A German MP is the first person to face political consequences in her home country for involvement in the Azerbaijani Laundromat, a US$2.9 billion influence peddling scandal between Azeri government and more than a dozen European politicians.

On January 18, the German parliament ruled that Karin Strenz, an MP from Chancellor Angela Merkel’s Christian Democratic party (CDU), broke parliamentary rules on declaring external income by failing to disclose money and gifts she received from Azerbaijani lobbyists.

She could face a fine up to fine of up to €60,000 (US$68,000).

“Let’s hope politicians in Spain, Belgium, and other parliaments hit by the scandal will quickly follow the Bundestag’s lead,” Hugh Williamson of Human Rights Watch wrote in a statement welcoming the move.

“It’s about standing up for human rights in Azerbaijan, and in Europe as a whole.”

An MP since 2009, Strenz is known for taking a conciliatory tone toward Azerbaijan’s autocratic regime, which independent human rights organizations have called one of the most repressive in the world.

In 2017, she was among a number of members of the Parliamentary Assembly of the Council of Europe (PACE) found to have taken bribes from the south Caucasus country between 2012 and 2014, during which time the body rejected a resolution calling on Azerbaijan to release all political prisoners.

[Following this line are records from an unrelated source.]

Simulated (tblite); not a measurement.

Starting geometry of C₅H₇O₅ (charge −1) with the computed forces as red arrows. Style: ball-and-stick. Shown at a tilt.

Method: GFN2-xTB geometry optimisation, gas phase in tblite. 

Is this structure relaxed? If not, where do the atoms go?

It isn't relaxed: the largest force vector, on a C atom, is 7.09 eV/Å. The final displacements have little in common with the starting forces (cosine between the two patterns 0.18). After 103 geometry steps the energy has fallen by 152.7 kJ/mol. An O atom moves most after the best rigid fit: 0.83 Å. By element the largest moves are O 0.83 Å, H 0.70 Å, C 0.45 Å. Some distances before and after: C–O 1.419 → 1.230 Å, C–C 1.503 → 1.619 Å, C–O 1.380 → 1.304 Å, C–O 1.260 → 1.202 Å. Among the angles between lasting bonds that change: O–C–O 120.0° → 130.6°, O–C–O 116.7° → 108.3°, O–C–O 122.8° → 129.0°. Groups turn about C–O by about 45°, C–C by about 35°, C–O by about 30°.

She was booted from the CDU delegation to PACE in early 2018, a few months after Parliamentarians at the Council of Europe expressed concern over revelations in the Azerbaijani Laundromat.

In response to January’s ruling, Strenz downplayed the extent of wrongdoing. “When you commit a parking offence you get a parking ticket,” she said, according to Williamson.

A number of German MPs, though, are calling for Strenz’s parliamentary mandate to be stripped.

“Whitewashing (the Baku) government, manipulating election monitoring, lying and getting rich at the same time is not the same as a parking offence,” Frank Schwabe of the Social Democratic Party of Germany tweeted.